One of the things I value most about working at Oxmiq is the opportunity to learn from Raja Koduri. Recently, he sat down with Salah Nasri on the Semiconductor Leadership Podcast, and the talk felt like a masterclass on the business strategy behind Oxmiq Labs.
The problem — AI infrastructure is hitting a wall
Raja opened by framing the scale of this challenge. A single hyperscale AI data center now costs approximately $50 billion. The silicon budget alone for buying the most popular GPU is approximately $30–35 billion per gigawatt, and the energy, power delivery, networking, and cooling adds another $10–15 billion.
As AI demand accelerates, these costs will also rise — which means the industry can't build fast enough to meet demand. Raja emphasized that utilization — getting more useful work out of every transistor — will determine the winners and losers over the next five years.

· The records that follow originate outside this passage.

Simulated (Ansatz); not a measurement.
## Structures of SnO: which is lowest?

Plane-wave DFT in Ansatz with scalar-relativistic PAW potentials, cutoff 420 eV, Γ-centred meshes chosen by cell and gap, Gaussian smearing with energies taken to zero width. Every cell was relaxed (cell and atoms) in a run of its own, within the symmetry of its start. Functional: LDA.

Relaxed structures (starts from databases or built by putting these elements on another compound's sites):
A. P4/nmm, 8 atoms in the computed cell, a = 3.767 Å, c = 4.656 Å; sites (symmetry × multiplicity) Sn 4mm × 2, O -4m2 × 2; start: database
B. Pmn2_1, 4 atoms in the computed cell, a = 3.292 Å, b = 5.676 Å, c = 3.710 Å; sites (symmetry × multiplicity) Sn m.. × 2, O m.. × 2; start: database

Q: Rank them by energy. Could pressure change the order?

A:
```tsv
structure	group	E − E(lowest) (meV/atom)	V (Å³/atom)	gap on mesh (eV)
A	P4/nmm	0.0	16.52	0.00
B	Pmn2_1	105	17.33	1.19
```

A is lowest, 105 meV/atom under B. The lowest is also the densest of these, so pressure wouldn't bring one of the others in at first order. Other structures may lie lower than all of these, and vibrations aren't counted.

OxCore — a unified architecture
At the center of our platform is OxCore. Raja describes it as "the new computing core." It encapsulates scalar, vector, and matrix computing into one unified architecture. Today, most systems treat these as separate abstractions: CPU-style processing (scalar), GPU-style parallel processing (vectors), and tensor/TPU-style matrix math. OxCore unifies all three.
"You can think of it as a single core that encapsulates CPU, GPU, and TPU into one unified architecture. This design philosophy improves utilization and simplifies how developers think about execution."
— Raja Koduri
Chiplet quilting and the need for real standards
Raja mentioned that chiplets are often discussed as the future of scalable silicon, but as he put it: "Everyone who is super excited about chiplets are the ones who haven't done them yet." He's earned invaluable experience driving chiplet integration from AMD's HBM1 all the way through Intel's 47-chiplet Data Center GPU Ponte Vecchio.
"You doing a chiplet and me doing a chiplet and expecting them to come together and work, if you just have a standard? No, no, no. Even within my own team at Intel, there were challenges."
— Raja Koduri
Our chiplet quilting approach recognizes that plug-and-play integration requires more than innovation. It demands standardization, disciplined execution, and continual validation.
From agents to atoms
This part of the conversation stood out most. Raja called it "probably the most visionary or most profound thing" in the entire discussion.
The idea: there are layers of abstraction (programming languages, frameworks, drivers, runtimes) that sit between an AI agent generating work and the silicon executing it. Those layers are built by humans, for humans. But agents aren't humans.
"They don't need to talk through Python, C, all these intermediate languages. We created them for humans to program. But when it's an agent generating work, there will be new, more efficient forms of communication, where the agent can talk to what I call nano-agents in silicon directly."
— Raja Koduri
"You can express an entire inference model in a single page of math equations. Why am I breaking that down into tens of thousands of lines of code? What if the future hardware just talks math?"
— Raja Koduri
Why does OXMIQ license GPU IP?
Unlike traditional fabless companies that design and sell their own chips, OXMIQ provides licensable IP so others can build chips tailored to their specific needs.
"There is ARM for CPUs. But there is not ARM for GPUs. Anyone can license our IP and build a chip. That's the problem we're trying to solve."
— Raja Koduri
OxCapsule beta: reducing developer friction
We launched the public beta in November 2025 with V1.0 for Windows and Mac, and released V2.2 with Linux client support in December 2025. We're currently releasing updates monthly.
So far, the beta has attracted participation from ARM, AMD, Intel, Infineon, Global Foundries, Tenstorrent, Radisys, and universities including Boston University, NYU, Texas A&M, IIT Hyderabad, and University of Utah.